[HN Gopher] How to avoid a BSOD on your 2B dollar spacecraft
___________________________________________________________________
How to avoid a BSOD on your 2B dollar spacecraft
Author : linebeck
Score : 55 points
Date : 2024-09-25 18:40 UTC (4 hours ago)
(HTM) web link (clarkwakeland.com)
(TXT) w3m dump (clarkwakeland.com)
| sharpshadow wrote:
| One must have balls of steel to run windows on a spaceship.
| perching_aix wrote:
| Personally, I wouldn't be stoked to run Linux on them either to
| be honest. But both are being done. Practicality rules I
| suppose.
| anonzzzies wrote:
| Having sourcecode to everything would make me trust things
| more as at least we could fix things without calling MS.
|
| But what would you run? QNX? BSD?
| withinboredom wrote:
| Just because you have the source code, doesn't mean you
| have the knowledge to fix it before you die.
| anonzzzies wrote:
| Sure, but without it, you stand no chance at all.
| exe34 wrote:
| windows is source-available if you have deep enough
| pockets: https://www.microsoft.com/en-
| us/sharedsource/enterprise-sour...
| anonzzzies wrote:
| Anyway, I was responding to someone who wouldn't run
| either on a spaceship so I still would like to know what
| they would want to run. I am from a formal verification
| school of thought, so I would want something sel4.
| exe34 wrote:
| I'd want manual backup pushbuttons.
| foobar1962 wrote:
| And another box close enough so the CD tray can press
| them when it opens.
| 0cf8612b2e1e wrote:
| Does Microsoft also provide you the tools to build it? I
| assume there are many Microsoft internal tools,
| libraries, etc required to compile anything of note.

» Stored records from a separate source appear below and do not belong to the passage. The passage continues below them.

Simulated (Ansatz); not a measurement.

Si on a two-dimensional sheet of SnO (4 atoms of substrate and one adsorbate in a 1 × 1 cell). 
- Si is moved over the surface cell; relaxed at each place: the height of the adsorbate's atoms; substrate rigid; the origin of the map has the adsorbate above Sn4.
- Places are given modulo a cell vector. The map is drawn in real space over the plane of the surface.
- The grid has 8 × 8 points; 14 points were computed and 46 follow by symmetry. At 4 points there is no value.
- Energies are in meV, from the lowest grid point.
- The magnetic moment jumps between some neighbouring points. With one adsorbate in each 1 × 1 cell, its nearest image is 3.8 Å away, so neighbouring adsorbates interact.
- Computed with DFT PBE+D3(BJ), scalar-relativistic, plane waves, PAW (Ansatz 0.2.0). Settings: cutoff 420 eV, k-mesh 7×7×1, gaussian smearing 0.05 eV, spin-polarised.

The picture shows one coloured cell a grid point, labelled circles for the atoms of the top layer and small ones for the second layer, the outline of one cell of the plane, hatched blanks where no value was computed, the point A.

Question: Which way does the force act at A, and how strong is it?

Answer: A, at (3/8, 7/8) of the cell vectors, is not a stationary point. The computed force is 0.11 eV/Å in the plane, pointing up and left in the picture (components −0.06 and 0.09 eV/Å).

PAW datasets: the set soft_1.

| Presumably it has been dog fooded for so long it would be
| impossible to bootstrap without some number of binary
| artifacts in hand.
| withinboredom wrote:
| I feel like this misses the point so much that it might
| as well be nonsense.
|
| A better way to put my argument is: could an average mom
| build Linux on specialized hardware in space? If the
| answer is "yes", then you may have a point.
|
| I don't think the answer is yes.
| johnisgood wrote:
| No, but you can review the source code before (or at any
| point), whereas with Windows, you cannot even do that.
| withinboredom wrote:
| I've occasionally worked on drivers for windows and
| linux. In either case, I didn't really need to read the
| source code; neither was it a valuable proposition. If
| the advertised API didn't do what it was supposed to, I
| likely wouldn't have understood enough to fix it: and
| this is my point.
|
| Just because you can read it, doesn't mean you can or
| will be able to actually fix it; not because of
| technicality, but because of personal knowledge.
|
| In this case, they are both black boxes.
| johnisgood wrote:
| I mean, I agree, I am just saying that it is better (in
| general) to have the source than not having it.
| withinboredom wrote:
| How so?
|
| I once spent three days trying to figure out an issue,
| stepping line by line through hadoop (after figuring out
| the issue was in hadoop and not my own code). Yay, I
| proved the issue was actually in Java itself. Guess what
| happened next? We avoided the bug. Why?
|
| - We couldn't update Java.
|
| - We couldn't change hadoop because we were using a
| packaged solution. So, we just filed a bug with them.
|
| Had the source not been available, we would have just
| skipped all of that, and it would have been our vendor's
| problem 3 days earlier.
| icehawk wrote:
| For something like the spacecraft in the article, you
| absolutely would have the ability to get access to the
| Windows source code.
| exe34 wrote:
| windows is source-available if you have deep enough
| pockets: https://www.microsoft.com/en-
| us/sharedsource/enterprise-sour...
| johnisgood wrote:
| I have not heard of anyone building their own, custom
| Windows though, how common is it? I do not see Windows
| forks around either (I get it, it would not be legal).
| GlenTheMachine wrote:
| VxWorks, usually
| redleader55 wrote:
| If you ever count how many patches are in between stable
| point releases - eg. 6.10.5 to 6.10.6, you'll see having
| the source code is not enough. All of these patches are
| fixes for something or another, not features, but fixes.
|
| If you look at an LTS branch, you'll see there are hundreds
| of point releases. Usually a point release is created once
| every 5-10 days. I interpret that to mean bugs were not
| found until many weeks after the LTS branch was cut.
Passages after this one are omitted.